English Heritage launches £11m programme to save flint-working from extinction

English Heritage wants through this initiative to "save the skill of flint working from extinction" (Image: English Heritage)

Conservation charity English Heritage has announced the launch of a heritage apprenticeship programme and skills training centre aimed at safeguarding endangered specialist skills.

The apprenticeship course will teach heritage brickwork, flint and stone masonry skills to a younger workforce. The seven-year programme expects to train 48 young heritage skills apprentices and three professional apprentices.

The establishment of a heritage skills training centre in East Anglia and the creation of an in-house heritage crafts team will focus on the maintanence of 34 flint castles and abbeys in the East of England, including the Roman Wall of St Albans, Bury St Edmuds Abbey and Burgh Castle Roman Fort.

An endangered skill

Flint knapping is listed as an endangered skill on the Heritage Crafts Red List, which means there are serious concerns about its ongoing viability.

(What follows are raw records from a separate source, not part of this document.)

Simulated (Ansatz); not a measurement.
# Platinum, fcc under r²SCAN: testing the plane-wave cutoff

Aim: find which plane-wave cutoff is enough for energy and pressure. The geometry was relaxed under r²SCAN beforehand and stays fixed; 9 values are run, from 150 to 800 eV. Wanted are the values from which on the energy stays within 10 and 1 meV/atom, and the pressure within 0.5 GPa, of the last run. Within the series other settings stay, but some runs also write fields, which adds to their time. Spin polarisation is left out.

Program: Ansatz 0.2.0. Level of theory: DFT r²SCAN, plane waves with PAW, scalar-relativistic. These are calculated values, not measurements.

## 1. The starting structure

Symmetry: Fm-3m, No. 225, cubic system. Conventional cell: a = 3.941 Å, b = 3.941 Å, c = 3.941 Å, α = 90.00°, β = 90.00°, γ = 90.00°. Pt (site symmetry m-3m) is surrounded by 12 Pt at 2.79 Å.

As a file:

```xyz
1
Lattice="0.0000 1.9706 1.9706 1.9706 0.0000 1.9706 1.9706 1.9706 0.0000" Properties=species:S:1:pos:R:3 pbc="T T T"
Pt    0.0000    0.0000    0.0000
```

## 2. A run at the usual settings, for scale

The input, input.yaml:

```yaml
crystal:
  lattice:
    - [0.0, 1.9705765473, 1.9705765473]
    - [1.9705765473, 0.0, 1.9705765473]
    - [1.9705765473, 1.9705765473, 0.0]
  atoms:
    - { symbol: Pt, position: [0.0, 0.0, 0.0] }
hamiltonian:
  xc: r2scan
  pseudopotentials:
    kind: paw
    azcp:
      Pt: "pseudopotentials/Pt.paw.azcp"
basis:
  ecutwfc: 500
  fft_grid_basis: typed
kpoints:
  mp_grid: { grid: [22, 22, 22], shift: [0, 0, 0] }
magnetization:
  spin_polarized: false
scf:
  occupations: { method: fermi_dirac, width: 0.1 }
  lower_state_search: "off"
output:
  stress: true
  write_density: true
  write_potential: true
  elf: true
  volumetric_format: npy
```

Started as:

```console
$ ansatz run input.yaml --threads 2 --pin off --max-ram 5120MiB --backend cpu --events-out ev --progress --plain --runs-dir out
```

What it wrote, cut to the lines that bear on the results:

Although a third of East Anglia’s historic buildings contain flint, there are only a handful of skilled flint-workers remaining and the region faces the most severe shortage of heritage craft skills in the country, English Heritage said.

Two people facing a stone building with an arch.
81-year-old John Lord (right), is one of the few remaining skilled craftspeople in the country specialising in flint and rubble conservation (Image: English Heritage)

The charity wants to raise the profile of heritage skills as a career choice through school visits, hands-on training sessions and onsite ‘conservation in action’ activities.

The project is funded by a £11m donation from the heritage grant-awarding organisation Hamish Ogston Foundation. English Heritage said it is the largest donation that is has ever received.